Abstract
Over the last decades, gaze input appeared to provide an easy to use and less demanding human-computer interaction method for various applications. It appeared to be particularly beneficial in situations where manual input is either not possible or is challenging and exhausting like interaction with dynamic content in video analysis or computer gaming. In this contribution is investigated whether gaze input could be an appropriate input technique for camera control (panning and tilting) without any manual intervention. The main challenge of such an interaction method is to relieve the human operator from consciously interacting and to let them deploy their perceptive and cognitive resources completely to scene observation. As a first step, a pilot study was conducted operationalizing camera control by navigating in a virtual camera scene, comparing gaze control of the camera with manual mouse control. The experimental task required the 28 subjects (18 expert video analysts, 10 students and colleagues) to navigate in a 360° camera scene in order to keep track of certain target persons. Therefore, an experimental system was implemented providing virtual camera navigation in previously recorded 360fly camera imagery. The results showed that subjects rated gaze control significantly less loading than manual mouse control, using the NASA-TLX questionnaire. Moreover, the large majority preferred gaze control over manual mouse control.

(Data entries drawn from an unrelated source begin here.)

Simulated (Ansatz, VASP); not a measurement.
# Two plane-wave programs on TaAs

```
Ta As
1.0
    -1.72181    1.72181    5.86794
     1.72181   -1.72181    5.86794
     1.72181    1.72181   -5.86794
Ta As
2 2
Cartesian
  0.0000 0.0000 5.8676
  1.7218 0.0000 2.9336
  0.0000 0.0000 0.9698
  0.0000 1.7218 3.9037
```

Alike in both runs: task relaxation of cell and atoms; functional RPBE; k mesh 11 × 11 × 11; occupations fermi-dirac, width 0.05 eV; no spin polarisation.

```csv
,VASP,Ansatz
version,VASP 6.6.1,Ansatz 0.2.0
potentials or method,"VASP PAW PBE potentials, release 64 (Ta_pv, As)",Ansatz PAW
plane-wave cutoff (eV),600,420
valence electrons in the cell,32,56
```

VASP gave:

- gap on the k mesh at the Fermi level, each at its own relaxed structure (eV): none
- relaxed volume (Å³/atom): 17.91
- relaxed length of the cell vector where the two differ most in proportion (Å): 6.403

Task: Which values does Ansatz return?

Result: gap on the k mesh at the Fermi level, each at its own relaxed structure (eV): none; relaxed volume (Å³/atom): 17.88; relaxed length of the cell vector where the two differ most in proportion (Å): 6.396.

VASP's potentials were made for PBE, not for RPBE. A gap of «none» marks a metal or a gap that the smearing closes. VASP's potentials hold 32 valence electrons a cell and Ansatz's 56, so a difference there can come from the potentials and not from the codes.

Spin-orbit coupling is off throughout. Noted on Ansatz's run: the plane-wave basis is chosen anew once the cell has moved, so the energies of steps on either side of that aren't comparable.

You have full access to this open access chapter, Download conference paper PDF
Similar content being viewed by others
Keywords
1 Introduction
Gaze-based control of user interfaces has been proposed and evaluated in plenty of contributions addressing various application domains. Researchers investigated gaze input for common desktop interaction tasks like object selection, eye typing, or password entry [1,2,3], for zooming maps or windows [4, 5], for foveated video streaming [6, 7], and PTZ camera remote control for surveillance [8] or teleoperation [9].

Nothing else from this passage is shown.